The IDB provision in the Revenue and Expenditures Control Act of 1968 contained specific exemptions for facilities which Congress considered to be legitimate functions of local Governments, as well as a very narrow small issue exemption. The latter exemption was limited to issues of $1 million or less of which substantially all of the proceeds were to be used for the acquisition, construction, reconstruction, or improvement of land or depreciable property or the refunding of a prior issue used for those purposes. See Conf. Rept. 1533, supra, 1968-2 C.B. at 810-811. Rules were included under which certain prior issues were to be taken into account.

This small issue exemption was soon expanded. As part of the Renegotiation Amendments Act of 1968, the small issue exemption of section 103(b)(6) was raised to $5 million in certain specified circumstances. Pub. L. 90-634, sec. 401, 82 Stat. 1349 (1968). Not only prior issues were to be taken into account in determining whether the spending limitation had been met, but also certain capital expenditures during the 6-year period commencing 3 years prior to date of issue. See Conf. Rept. 1951, 90th Cong., 2d Sess. (1968), 1968-2 C.B. 876, 877-881. The purpose of this amendment “was to provide an exemption which was of sufficient size to allow the issuance of these bonds to aid small businesses in locating in a community.” 114 Cong. Rec. 29891 (1968) (Statement of Senator Russell Long). It was designed to prevent large business ventures from receiving these tax benefits; i.e., a person could not use an exempt $5 million issue to construct part of a facility and then use other funds to construct additions or other facilities in the same jurisdiction within the 6-year period. 114 Cong. Rec. 30603 (Oct. 10, 1968) (Statement of Representative Wilbur Mills). The $5 million small issue exemption was raised in 1978 to $10 million in order to take into account the effects of inflation, although the $1 million exception was not similarly raised. Revenue Act of 1978, Pub. L. 95-600, sec. 331(a), 92 Stat 2839; H. Rept. 95-1800 (Conf.) (1978), 1978-3 C.B. (Vol. 1) 521, 569; S. Rept. 95-1263 (1978), 1978-3 C.B. (Vol. 1) 315, 433.

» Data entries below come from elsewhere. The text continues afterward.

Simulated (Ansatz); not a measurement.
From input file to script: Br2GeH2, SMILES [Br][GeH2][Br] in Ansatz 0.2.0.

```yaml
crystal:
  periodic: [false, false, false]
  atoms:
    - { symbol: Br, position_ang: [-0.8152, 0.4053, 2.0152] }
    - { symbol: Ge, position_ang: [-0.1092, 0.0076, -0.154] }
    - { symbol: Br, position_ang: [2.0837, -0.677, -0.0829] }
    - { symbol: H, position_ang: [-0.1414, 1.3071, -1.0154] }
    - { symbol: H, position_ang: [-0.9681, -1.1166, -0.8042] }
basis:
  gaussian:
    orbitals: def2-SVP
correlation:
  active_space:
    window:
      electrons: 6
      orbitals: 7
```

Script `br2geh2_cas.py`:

The logical inference drawn from the history of section 103(b) is that while Congress was aware of the true nature of IDBs, i.e., the identity of the “real obligor” (see pp. 552-553 supra), it determined in its wisdom that IDBs would be tax exempt under specified conditions. Thus, Congress rejected respondent's wholesale position, set forth in 1968 in his proposed regulations and the congressional hearings and reasserted in the instant case, that the municipal veil should be pierced on the basis that the State or local Government issuing a debt instrument is not the “real obligor.” Instead, Congress adopted a modified “real obligor” theory and excluded interest on certain IDBs only to the extent that the proceeds did not inure to what it perceived to be appropriate public purposes, i.e., the exempt activities set forth in section 103(b)(4), (5), and (7), as well as those small issues qualifying within section 103(b)(6). Thus, in our judgment, by having dealt in detail with the tax status of IDBs, Congress preempted the field and effectively precluded any general adoption of the “real obligor” theory as a judicial gloss on section 103—-at least insofar as the tax consequences of IDBs, as defined in the statute, are concerned. Braunstein v. Commissioner, 374 U.S. 65, 71-72 (1963). See American Foundation Co. v. Commissioner, 40 B.T.A. 542 (1939). Cf. David Metzger Trust v. Commissioner, 76 T.C. 42 (1981) (dicta); International State Bank v. Commissioner, 70 T.C. 173, 180 (1978). b. The definition of IDBs in section 103(b) includes IDBs whose proceeds are to be used to finance facilities for the Federal Government.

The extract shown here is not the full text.